I tested it using the notebook environment provided by FG-CLIP.
The code looks like this:

import torch
from PIL import Image
from transformers import (
    AutoImageProcessor,
    AutoTokenizer,
    AutoModelForCausalLM,
)

model_root = "qihoo360/fg-clip-base"
image_size=224
model = AutoModelForCausalLM.from_pretrained(model_root,trust_remote_code=True).cuda()

device = model.device

tokenizer = AutoTokenizer.from_pretrained(model_root)
image_processor = AutoImageProcessor.from_pretrained(model_root)

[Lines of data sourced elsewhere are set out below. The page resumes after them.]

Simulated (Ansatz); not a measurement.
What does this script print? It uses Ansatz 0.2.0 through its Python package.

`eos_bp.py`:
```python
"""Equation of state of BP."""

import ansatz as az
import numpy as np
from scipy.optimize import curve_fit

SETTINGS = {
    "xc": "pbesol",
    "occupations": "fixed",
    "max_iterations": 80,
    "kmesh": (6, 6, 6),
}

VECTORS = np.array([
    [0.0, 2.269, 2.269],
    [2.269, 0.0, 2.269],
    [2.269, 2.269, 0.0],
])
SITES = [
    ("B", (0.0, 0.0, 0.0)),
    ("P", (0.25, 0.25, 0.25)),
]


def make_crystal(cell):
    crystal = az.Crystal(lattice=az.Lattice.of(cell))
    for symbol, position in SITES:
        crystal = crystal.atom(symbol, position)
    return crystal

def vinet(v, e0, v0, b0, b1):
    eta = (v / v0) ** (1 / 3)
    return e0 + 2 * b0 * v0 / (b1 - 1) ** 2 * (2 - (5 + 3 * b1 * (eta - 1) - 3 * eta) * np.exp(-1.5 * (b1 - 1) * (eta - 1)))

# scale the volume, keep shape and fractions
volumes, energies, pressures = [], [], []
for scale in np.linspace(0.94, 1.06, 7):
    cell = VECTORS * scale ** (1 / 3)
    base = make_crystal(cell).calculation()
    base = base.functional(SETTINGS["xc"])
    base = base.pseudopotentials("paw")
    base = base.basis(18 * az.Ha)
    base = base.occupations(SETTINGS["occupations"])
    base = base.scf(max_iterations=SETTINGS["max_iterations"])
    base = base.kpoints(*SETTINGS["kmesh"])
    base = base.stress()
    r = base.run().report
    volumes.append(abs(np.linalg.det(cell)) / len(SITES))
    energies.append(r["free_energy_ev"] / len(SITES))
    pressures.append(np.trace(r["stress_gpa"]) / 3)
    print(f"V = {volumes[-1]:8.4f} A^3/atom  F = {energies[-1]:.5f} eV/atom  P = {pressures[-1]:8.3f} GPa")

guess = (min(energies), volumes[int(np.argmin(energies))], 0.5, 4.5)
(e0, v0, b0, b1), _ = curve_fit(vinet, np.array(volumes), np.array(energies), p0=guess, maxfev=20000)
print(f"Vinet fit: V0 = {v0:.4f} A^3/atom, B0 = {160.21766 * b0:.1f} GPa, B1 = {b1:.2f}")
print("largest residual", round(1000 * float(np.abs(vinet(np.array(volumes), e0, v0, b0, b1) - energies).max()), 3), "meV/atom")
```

Now the model downloads and loads successfully!

Let’s try with a sample image provided in the repo: cat_dfclor.jpg

img_root = "cat_dfclor.jpg"
image = Image.open(img_root).convert("RGB")
image = image.resize((image_size,image_size))

image_input = image_processor.preprocess(image, return_tensors='pt')['pixel_values'].to(device)

walk_short_pos = True
captions=["a photo of a cat", "a photo of a dog", "a photo of a animal"]
caption_input = torch.tensor(tokenizer(captions, max_length=77, padding="max_length", truncation=True).input_ids, dtype=torch.long, device=device)

with torch.no_grad():
  image_feature = model.get_image_features(image_input)
  text_feature = model.get_text_features(caption_input,walk_short_pos=walk_short_pos)
  image_feature = image_feature / image_feature.norm(p=2, dim=-1, keepdim=True)
  text_feature = text_feature / text_feature.norm(p=2, dim=-1, keepdim=True)

logits_per_image = image_feature @ text_feature.T 
logits_per_image = model.logit_scale.exp() * logits_per_image
probs = logits_per_image.softmax(dim=1) 
print(probs)

It outputs the similarity between the image and the three captions:
[“a photo of a cat”, “a photo of a dog”, “a photo of a animal”]

tensor([[9.6813e-01, 3.2603e-05, 3.1839e-02]], device='cuda:0', grad_fn=<SoftmaxBackward0>)

As expected, “cat” scored the highest, followed by “animal”, and “dog” the lowest.

But just seeing numbers isn’t enough—we want to visualize the similarity!

import math
import matplotlib
matplotlib.use('Agg') 
import matplotlib.pyplot as plt

img_root = "cat_dfclor.jpg"
image = Image.open(img_root).convert("RGB")
image = image.resize((image_size,image_size))

image_input = image_processor.preprocess(image, return_tensors='pt')['pixel_values'].to(device)

with torch.no_grad():
    dense_image_feature = model.get_image_dense_features(image_input)
    cap = "cat"
    captions = [cap]
    caption_input = torch.tensor(tokenizer(captions, max_length=77, padding="max_length", truncation=True).input_ids, dtype=torch.long, device=device)
    text_feature = model.get_text_features(caption_input,walk_short_pos=True)
    text_feature = text_feature / text_feature.norm(p=2, dim=-1, keepdim=True)
    dense_image_feature = dense_image_feature / dense_image_feature.norm(p=2, dim=-1, keepdim=True)

similarity = dense_image_feature.squeeze() @ text_feature.squeeze().T
similarity = similarity.cpu().numpy()
patch_size = int(math.sqrt(similarity.shape[0]))

original_shape = (patch_size, patch_size)
show_image = similarity.reshape(original_shape) 

plt.figure(figsize=(6, 6))
plt.imshow(show_image)
plt.title('similarity Visualization')
plt.axis('off')  
plt.savefig(f"{cap}_{img_root}.png")

This highlights the region associated with “cat”!
You’ll see something like this:

black cat → It really highlights the black cat only!

keyboard → Nice!

blanket and chair → These work to some extent too!

Then I tested a baseball stadium image:

hold a bat → Works well!

player → Seems pretty accurate!?

catch → Is it right…?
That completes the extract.